Polymers are an important part of wastewater treatment because they help separate solids from liquids through flocculation. They’re a chemical compound that comes as a dry granular polymer or an emulsion polymer, also known as a liquid polymer. Dry & emulsion polymers have different characteristics and handling requirements that users need to consider. This post will discuss the pros and cons of each polymer type.

This image shows a picture of dry polymer next to a picture of liquid polymer to show how they look different.

When deciding whether to use dry or emulsion polymers, it is crucial to consider several factors. These include the dosing equipment’s capital cost, the amount of polymer an application requires, whether a performance gap exists, the operator attention necessary, and the shelf life of polymer.

This image shows a picture of a dry polymer preparation unit next to a picture of a liquid polymer unit to show their differences.

Capital Costs

Using dry polymer involves make-down and dosing systems that have a higher upfront cost. This cost is due to the tanks and components required to mix and age the chemistry. The powdered or granular dry polymer must be accurately mixed with water and given time to age or “activate.” The mixing is typically achieved through mechanical “prop” style mixers and/or hydraulic shearing via pressurized water streams. The dry polymer must be aged for a minimum of 60 minutes before it’s injected into the wastewater or “process.” Without appropriate aging time, the polymer will not be fully activated, and efficiency is lost.

Emulsion polymers require far less aging time and components to “activate” before being introduced to the waste or process water. The equipment required typically consists of a pump to meter out the polymer, a pump supplying dilution water, and a static mixer to combine the two before it is introduced to the process. The solution is generally “aged” in the line as it makes its way to the dosing location. Due to the lack of aging tanks and mixing equipment, emulsion polymer systems are significantly less expensive than dry polymer make-down systems.

This image shows a picture of an emulsion polymer unit with the liquid polymer totes it's connected to. On the right side of the image are arrows and bullet points describing what's in the image.

Polymer Consumption

Many applications that require a moderate to a high amount of polymer consumption make fiscal sense to use dry polymer.  The return on investment of these systems can often be a matter of months, depending on the polymer chemistry and consumption. Over time, the initial savings found in buying a smaller emulsion polymer dosing system is often counteracted by the increased cost of emulsion polymers themselves.  For users treating a flowrate of 1500 GPM or more, eight or more months a year, dry polymers make the most fiscal sense.

Emulsion polymers are approximately 30% active chemistry, whereas dry polymers are typically +90% active chemistry.  It is similar to buying bottles of a liquid drink vs. a powdered concentrate and making it yourself.  The remaining +70% of ingredients in emulsion polymer are emulsifying agents and surfactants.  
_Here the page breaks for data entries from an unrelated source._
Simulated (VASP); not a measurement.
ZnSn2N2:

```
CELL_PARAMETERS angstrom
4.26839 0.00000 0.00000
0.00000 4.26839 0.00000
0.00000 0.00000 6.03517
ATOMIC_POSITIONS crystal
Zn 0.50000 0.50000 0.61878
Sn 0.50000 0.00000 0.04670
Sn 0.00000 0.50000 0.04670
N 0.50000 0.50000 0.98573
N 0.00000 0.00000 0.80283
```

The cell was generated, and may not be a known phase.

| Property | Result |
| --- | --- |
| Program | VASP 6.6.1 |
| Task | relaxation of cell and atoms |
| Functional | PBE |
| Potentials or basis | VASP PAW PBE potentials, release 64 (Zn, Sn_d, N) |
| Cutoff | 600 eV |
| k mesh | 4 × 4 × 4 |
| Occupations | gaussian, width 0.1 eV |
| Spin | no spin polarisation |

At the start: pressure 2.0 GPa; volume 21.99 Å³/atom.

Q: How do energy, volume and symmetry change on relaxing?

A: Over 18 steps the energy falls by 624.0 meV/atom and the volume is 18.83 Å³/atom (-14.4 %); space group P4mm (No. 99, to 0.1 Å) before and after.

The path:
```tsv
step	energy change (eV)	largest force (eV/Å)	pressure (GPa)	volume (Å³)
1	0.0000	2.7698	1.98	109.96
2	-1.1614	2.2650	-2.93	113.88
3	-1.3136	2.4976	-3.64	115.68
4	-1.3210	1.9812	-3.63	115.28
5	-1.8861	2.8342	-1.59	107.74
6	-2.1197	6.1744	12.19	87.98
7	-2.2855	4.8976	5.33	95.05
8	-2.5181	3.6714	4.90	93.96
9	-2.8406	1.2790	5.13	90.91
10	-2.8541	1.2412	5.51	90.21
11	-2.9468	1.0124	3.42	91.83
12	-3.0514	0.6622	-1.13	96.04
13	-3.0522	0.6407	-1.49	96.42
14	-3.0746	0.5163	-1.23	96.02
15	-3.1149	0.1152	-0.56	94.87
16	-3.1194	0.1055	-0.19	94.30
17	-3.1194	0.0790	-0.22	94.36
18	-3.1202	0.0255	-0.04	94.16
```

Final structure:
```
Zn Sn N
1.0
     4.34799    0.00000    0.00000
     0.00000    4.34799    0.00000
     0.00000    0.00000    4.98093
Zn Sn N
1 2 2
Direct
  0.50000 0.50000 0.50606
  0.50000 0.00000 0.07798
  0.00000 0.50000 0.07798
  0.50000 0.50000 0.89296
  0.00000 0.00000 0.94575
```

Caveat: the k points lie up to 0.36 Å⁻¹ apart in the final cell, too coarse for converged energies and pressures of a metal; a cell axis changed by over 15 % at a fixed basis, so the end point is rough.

The higher shipping costs and lower efficiency of emulsion polymer make dry polymer the preferred option.  However, emulsion polymers can be an excellent option for applications with relatively low polymer consumption, spatial constraints, and/or limited operators available. 

Polymer Performance (Liquid/Solid Separation)

Dry and emulsion polymers help separate solids from liquids and increase material dewatering. Metrics of polymer performance include settling velocity, mud compaction, and water clarity. Jar tests are used to determine the best dry or emulsion polymer chemistry in a company’s waste or process water sample. Jar testing offers a controlled comparison to determine and quantify these variables.

Many polymer providers offer jar testing of process water samples. This allows an opportunity to see how rapidly the polymer can settle the solids from process water and provides valuable data on the chemistry’s anticipated consumption and cost. These jar or “bench” tests often include side by side comparisons of a provider’s top-performing emulsion and dry polymers or flocculants. These tests provide valuable information and help users save money when deciding between dry and emulsion polymers.

Operator Attention for Polymer Systems

The amount of operator attention a polymer system requires varies considerably depending on how much chemistry is consumed, whether it is dry or emulsion, and the unit’s design and manufacturer.

Typically, dry polymer make-down systems require more attention as the operator is responsible for ensuring dry polymer is in the hopper and that the make-down process is functioning correctly. Dry polymer often comes in 55 lb bags that are manually loaded into a hopper that feeds the material into the mixing tank. 1650 lb “Big Bags” or “Super Sacks” of a dry polymer can also be suspended above systems in high consumption applications to reduce loading frequency.

On the other hand, emulsion polymer systems require less attention due to their simpler operation and minimal components. Emulsion polymers are often pumped from 2300 lb (275 gallon) totes, 460 lb (50 gallon) drums, or even 42 lb (5 gallon) buckets. Polymer pumps connect directly to the liquid polymer containers for easy installation. Plus, because the liquid polymer consumption rate is known by the operator they can check the containers on a regular schedule. Often totes are used in industrial applications.  Due to the opacity of the container, operators often use permanent markers to note the daily consumption on the side of the tote in order to track chemical use and identify any anomalies. 

A picture showing liquid polymer totes stacked on top of each other and liquid polymer drums on shelving in a warehouse.

Polymer Shelf Life

Shelf life between dry and emulsion polymer is another important consideration. As long as it is kept away from moisture, the dry polymer remains active for years, whereas emulsion polymers have a shelf life of 9-12 months.

A polymer provider should work with clients to set up an appropriate shipping schedule. For instance, North American aggregate producers may have seasonal shutdowns and don’t want unused emulsion polymer wasted. An experienced polymer provider understands a client’s polymer consumption rate and will create a shipping schedule to minimize waste.

What’s Best For You?

It depends. There are many factors to weigh when deciding between dry and emulsion polymers. Both forms of flocculating chemistry have their pros and cons and will have varying impacts on different applications. A helpful place to begin is speaking with an experienced application engineer who can guide you through the process of polymer selection, preparation, and dosing. Equipped with a sample of the process water, knowledge of the water flowrate, and the plant’s operating hours, the engineer will be able to make equipment and chemistry recommendations and estimate chemistry consumption/cost.